The tools required to transform our inputs to our outputs are:

LaTeX processor
ImageMagic, to convert the LaTeX output (a PDF) to a PNG

We could create a specialised Docker Image for this, but I will reuse my general purpose document generator image saltyvagrant/latex-docker (this is itself a custom made image, but is not specialised in the sense that it contains almost the entire LaTeX Live installation making it a very large image, but I reuse it for many Concourse tasks).

I have a logo already available (I prefer to preserve all images in SVG format until final conversion to a target format). The LaTeX template it fairly simple.

titlecard.tex

1\documentclass[oneside]{standalone} 
2 
3\usepackage{saltyvagrant} 
4 
5\usepackage{graphicx} 
6\usepackage{xcolor} 
7\usepackage{tgadventor} 
8\renewcommand*\familydefault{\sfdefault} 
9\usepackage[T1]{fontenc} 
10 
11\SetWatermarkScale{ 0.5 } 
12 
13\begin{document} 
14  \begin{minipage}{572bp} 
15    \includegraphics[height=720bp]{logo_and_mascot/salty-logo-avatar-clipped.png} 
16  \end{minipage} 
17  \begin{minipage}[c][720bp]{705bp} 
18    \fontsize{100}{130}\selectfont 
19    \color{svblue} 
20    \begin{center} 
21      \getenv{TITLE} 
22    \end{center} 
23  \end{minipage} 
24\end{document}

The title itself is provided from a metadata file and inserted into the LaTeX process using the TITLE environment variable. We will discuss the LaTeX process in more detail in a later article in this series.

Where to start a build

One decision you need to make when designing build systems is ‘where does the build start?’ By this I mean what do you consider the raw material for your build. With straightforward software builds the most obvious raw material is your source code. Less obvious raw materials are things like internationalisation strings, embedded images, and the build itself (e.g. the Makefile). In the real world it is seldom this obvious.

Even in a relatively straightforward build you have complications to consider. If you’re building for multiple target platforms then it is likely that your Makefile will be generated using configuration specific to the target platform. This either moves your raw materials back one level (an additional configuration and Makefile generation step) or you manually create several Makefiles and thereby shift some of the burden from the build process to whomever makes the builds (not a good option, but an option).

In the case of video processor some of the raw materials are also apparently obvious; the main video and audio, the metadata (title, description, etc.). Other, less obvious, sources include the build system itself. The various scripts and tools used to perform the build. These scripts may well also be making decisions about what and how to perform the build.
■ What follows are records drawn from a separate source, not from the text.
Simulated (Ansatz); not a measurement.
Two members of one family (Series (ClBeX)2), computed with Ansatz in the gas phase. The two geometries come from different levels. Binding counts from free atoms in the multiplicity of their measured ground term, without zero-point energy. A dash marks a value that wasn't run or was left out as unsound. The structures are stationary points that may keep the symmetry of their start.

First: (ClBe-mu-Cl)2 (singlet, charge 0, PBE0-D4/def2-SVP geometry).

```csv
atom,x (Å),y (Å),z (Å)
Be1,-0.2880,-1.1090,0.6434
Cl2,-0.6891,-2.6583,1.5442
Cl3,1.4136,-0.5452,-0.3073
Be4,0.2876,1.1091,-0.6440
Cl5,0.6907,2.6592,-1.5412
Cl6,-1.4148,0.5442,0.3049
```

Beyond these ‘obvious’ points we may decide to create the title videos manually, so these now become sources rather than the metadata and templates etc. proposed above. Where you start your build will often be a matter of judgement, experience, project requirements, and technical limitations. A simple example from our current build; why not start from raw video and audio footage and have the build cut together the main video using an EDL also provided as source? This is entirely possible but also impractical for our purpose. Editing the main video together is simpler using an Non-Linear Editor (NLE)⁴, this video processing pipeline is performing the tedious tasks that can be easily automated whereas pulling raw video and audio together into a coherent video is (at least for me) much simpler using manual tools. (That said, if I were to be truly bloody-minded I could have the NLE generate the EDL and then have the build effectively repeat the main video cut, but that seems redundant to my workflow.)

Musings on metadata

We now encounter our first issue. Generally we want changes to the ‘make title’ task sources to trigger a build (we can trigger tasks in several ways, but source changes are the most common). Our source are; the metadata, the logo, and the template. Here’s the issue, if the template changes do we really want to trigger the task? If so, should it rebuild all title cards using the new template? (Bearing in mind that creating new title cards implies that any videos that used those title cards should also be regenerated.) What about if the logo changes? Same issue as the template. What about the metadata? The only piece of metadata we want to trigger a new title card is the title, any other changes can be ignored for now.

I think that generally I do not want template or logo changes to trigger complete rebuilds (maybe later I’ll look at manually triggering these wholesale changes, following a rebranding for example, but day-to-day it’s safe to assume changes to template or logo should effect only new title cards).

That leaves us with metadata changes. Title cards come in two types; those specific to a video (for example the lead title card) and more general ‘inserts’ (like ‘…and now a word from our sponsor’) that may be reused in several productions. Should we therefore maintain metadata as one large ‘database’, or ‘one data file per production’, or ‘one data file per title card’?

We could make a case for any of these solutions. I’m going with one per production but allowing a ’production’ to be one or more stand alone title cards. This seems like a reasonable compromise to me as it keeps everything more or less in one place for most videos but allows some flexibility to generate stand alone items too. The corollary to this being that each production can refer to other productions (so video A can use a title card produced by title B). I may live to regret this decision, but this is an iterative process and we need somewhere to start.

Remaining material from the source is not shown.